While on youtube yesterday, youtube reccommended me a Sonic Heroes TAS. I don't care much for Heroes, but TASs are always fun. Two comments struck me, though. It did make me think, yeah, the skyboxes of this era of Sonic games are something oddly charming. I've always preferred the mixture of vaguely realistic themes but surreal presentation that Sonic's setting normally has. These levels are clearly based on something real, yet clearly aren't, and I think the skyboxes honestly have something to do with that. Just look at these monolithic, backdrops: Spoiler Since Heroes has a severe case of "Rollercoaster 20 miles in the sky" syndrome with its levels, these backdrops have to be stretching for an absolutely unfathomable amount of distance. Like, Casino Park is over a city, but that city has to be ludicrously massive if the characters are so far that nearly everything in it looks flat. Likewise, the huge canyons of Rail Canyon or the lush greenery of Frog Forest just go on and on and on. The fucked up perspective inherent to these actually just being 2D images stretched over a sphere that isn't that far away from the characters only makes it look even stranger, but in a way I kinda adore. Once Sonic Team had the console power to actually render more distinct backgrounds with the PS360, this kind of stuff faded away, and I absolutely why--the actually modeled buildings of Rooftop Run for instance are more visually impressive--but I kinda love the surreal vibes this era brought us, where the level itself was this incoherent roller coaster suspended amidst a seemingly endless field of surreal landscape that resembles reality and yet is oddly uncanny. It's the 3D version of the way 2D sprite games are built, a distinct "playfield" and "background". Given that Heroes was an intentional throwback aesthetically, was that a factor as well? Okay, probably not lmao, but it's interesting to ponder I think. It's the low detail that ironically enough makes me wonder just WHAT is in that distance. Not being actually designed and rendered tickles the mind. Heroes isn't the only game with this obviously: Spoiler I wonder how these were made. Renders and highly edited stock photographs?

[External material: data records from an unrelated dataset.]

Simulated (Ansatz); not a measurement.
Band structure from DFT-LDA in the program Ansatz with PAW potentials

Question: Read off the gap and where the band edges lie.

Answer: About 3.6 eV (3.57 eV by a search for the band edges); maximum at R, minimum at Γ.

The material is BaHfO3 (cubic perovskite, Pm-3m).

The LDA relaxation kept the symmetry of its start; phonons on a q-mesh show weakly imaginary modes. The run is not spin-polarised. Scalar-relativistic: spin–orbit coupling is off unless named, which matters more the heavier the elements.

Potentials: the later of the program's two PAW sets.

This is very interesting because we had that very lengthy discussion about realism (or lack thereof) in the Adventure Era not too long ago, and it touched on some topics you're discussing here. It makes sense that the spatial separation between the playfield and the background woul be inspired in the 2D games! Since there's all sorts of concept art from Hiroshi Nishiyama for the games, I find it hard to imagine they just edited stock photos. That could very well be the casses, but I imagine aerial photos would be really hard to work with for these purposes due to perspective, no? This aren't educated guesses at all though! I have no idea how these things work.
I really like Windy Valley's background for this reason. It looks so beautiful, I get lost in its JPG glory starting at it.